By the authority vested in me as President by the Constitution and the laws of the United States of America, it is hereby ordered as follows:
Section 1. Policy.
The United States faces persistent and increasingly sophisticated malicious cyber campaigns that threaten the public sector, the private sector, and ultimately the American people’s security and privacy. The Federal Government must improve its efforts to identify, deter, protect against, detect, and respond to these actions and actors. The Federal Government must also carefully examine what occurred during any major cyber incident and apply lessons learned. But cybersecurity requires more than government action. Protecting our Nation from malicious cyber actors requires the Federal Government to partner with the private sector. The private sector must adapt to the continuously changing threat environment, ensure its products are built and operate securely, and partner with the Federal Government to foster a more secure cyberspace. In the end, the trust we place in our digital infrastructure should be proportional to how trustworthy and transparent that infrastructure is, and to the consequences we will incur if that trust is misplaced.
Sec. 2. Removing Barriers to Sharing Threat Information.

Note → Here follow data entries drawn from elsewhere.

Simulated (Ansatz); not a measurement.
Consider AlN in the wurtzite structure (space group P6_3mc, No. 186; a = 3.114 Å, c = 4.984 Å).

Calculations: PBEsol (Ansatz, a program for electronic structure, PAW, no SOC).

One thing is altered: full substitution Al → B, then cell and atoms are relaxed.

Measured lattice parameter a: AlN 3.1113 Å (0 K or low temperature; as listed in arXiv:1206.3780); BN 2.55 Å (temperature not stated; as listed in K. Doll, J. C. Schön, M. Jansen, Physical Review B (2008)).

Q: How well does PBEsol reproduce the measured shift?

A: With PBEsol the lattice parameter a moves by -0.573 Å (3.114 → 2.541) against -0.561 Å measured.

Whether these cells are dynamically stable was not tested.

(a) The Federal Government contracts with IT and OT service providers to conduct an array of day-to-day functions on Federal Information Systems. These service providers, including cloud service providers, have unique access to and insight into cyber threat and incident information on Federal Information Systems. At the same time, current contract terms or restrictions may limit the sharing of such threat or incident information with executive departments and agencies (agencies) that are responsible for investigating or remediating cyber incidents, such as the Cybersecurity and Infrastructure Security Agency (CISA), the Federal Bureau of Investigation (FBI), and other elements of the Intelligence Community (IC). Removing these contractual barriers and increasing the sharing of information about such threats, incidents, and risks are necessary steps to accelerating incident deterrence, prevention, and response efforts and to enabling more effective defense of agencies’ systems and of information collected, processed, and maintained by or for the Federal Government.
Sec. 3. Modernizing Federal Government Cybersecurity.
(a) To keep pace with today’s dynamic and increasingly sophisticated cyber threat environment, the Federal Government must take decisive steps to modernize its approach to cybersecurity, including by increasing the Federal Government’s visibility into threats, while protecting privacy and civil liberties. The Federal Government must adopt security best practices; advance toward Zero Trust Architecture; accelerate movement to secure cloud services, including Software as a Service (SaaS), Infrastructure as a Service (IaaS), and Platform as a Service (PaaS); centralize and streamline access to cybersecurity data to drive analytics for identifying and managing cybersecurity risks; and invest in both technology and personnel to match these modernization goals.
Sec. 4. Enhancing Software Supply Chain Security.
(a) The security of software used by the Federal Government is vital to the Federal Government’s ability to perform its critical functions. The development of commercial software often lacks transparency, sufficient focus on the ability of the software to resist attack, and adequate controls to prevent tampering by malicious actors. There is a pressing need to implement more rigorous and predictable mechanisms for ensuring that products function securely, and as intended. The security and integrity of “critical software”—software that performs functions critical to trust (such as affording or requiring elevated system privileges or direct access to networking and computing resources)—is a particular concern. Accordingly, the Federal Government must take action to rapidly improve the security and integrity of the software supply chain, with a priority on addressing critical software.
Sec. 5. Establishing a Cyber Safety Review Board.
(a) The Secretary of Homeland Security, in consultation with the Attorney General, shall establish the Cyber Safety Review Board (Board), pursuant to section 871 of the Homeland Security Act of 2002 (6 U.S.C. 451).
Sec. 6. Standardizing the Federal Government’s Playbook for Responding to Cybersecurity Vulnerabilities and Incidents.
(a) The cybersecurity vulnerability and incident response procedures currently used to identify, remediate, and recover from vulnerabilities and incidents affecting their systems vary across agencies, hindering the ability of lead agencies to analyze vulnerabilities and incidents more comprehensively across agencies. Standardized response processes ensure a more coordinated and centralized cataloging of incidents and tracking of agencies’ progress toward successful responses.
Sec. 8. Improving the Federal Government’s Investigative and Remediation Capabilities.
(a) Information from network and system logs on Federal Information Systems (for both on-premises systems and connections hosted by third parties, such as CSPs) is invaluable for both investigation and remediation purposes. It is essential that agencies and their IT service providers collect and maintain such data and, when necessary to address a cyber incident on FCEB Information Systems, provide them upon request to the Secretary of Homeland Security through the Director of CISA and to the FBI, consistent with applicable law.